Fix any $k \geq 3$, and suppose I have a simple undirected graph $G=(V,E)$. I want a bound on the number of $k$ cycles in $G$ as a function of $|E|$. In particular, I would like to prove the following "conjectured" statement:
W.T.S: Given any $G=(V,E)$, the number of $k$-cycles in $G$ is at most $O(|E|^{k/2})$.
Clearly $\binom{|V|}{k}$ is tight if we only wanted a bound in terms of $|V|$, which comes from the complete graph on $|V|$ vertices. However, it is not as clear how to prove a tight upper bound in terms of $|E|$. The intuition for the conjecture is that, up to a constant, it seems that it should be optimal to arrange your edges in a complete graph (if $k$ is even, you do win a constant by taking a complete bipartite graph instead of a complete graph).

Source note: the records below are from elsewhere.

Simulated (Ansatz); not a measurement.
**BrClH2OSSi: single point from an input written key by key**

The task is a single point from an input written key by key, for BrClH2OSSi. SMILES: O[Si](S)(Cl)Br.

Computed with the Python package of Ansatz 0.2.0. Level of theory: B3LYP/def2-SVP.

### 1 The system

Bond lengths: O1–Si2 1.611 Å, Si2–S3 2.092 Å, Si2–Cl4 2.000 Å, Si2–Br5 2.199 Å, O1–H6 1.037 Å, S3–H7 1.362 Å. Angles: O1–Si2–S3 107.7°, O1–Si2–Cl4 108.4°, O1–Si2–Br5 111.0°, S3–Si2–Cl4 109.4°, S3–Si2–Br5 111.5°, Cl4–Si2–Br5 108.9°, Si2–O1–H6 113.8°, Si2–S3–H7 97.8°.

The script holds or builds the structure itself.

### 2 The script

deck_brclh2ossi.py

There seem to be a few proofs of this fact for triangles (k=3), for instance https://math.stackexchange.com/questions/823481/number-of-triangles-in-a-graph-based-on-number-of-edges. However, they don't generalize in any clear way to larger $k$. Moreover, I don't know of any k-cycle enumeration algorithms for k>3 that are parameterized by $|E|$ (the runtime of which would provide an upper bound).
For my application I actually only need bounds for odd $k$, but it seems that any such proof should generalize to any $k$. Also, to be clear, I'm only interested in asymtotic bounds here in terms of $|E|$ (getting tight constants seem much more difficult). Any suggestions or references that I missed would be much appreciated.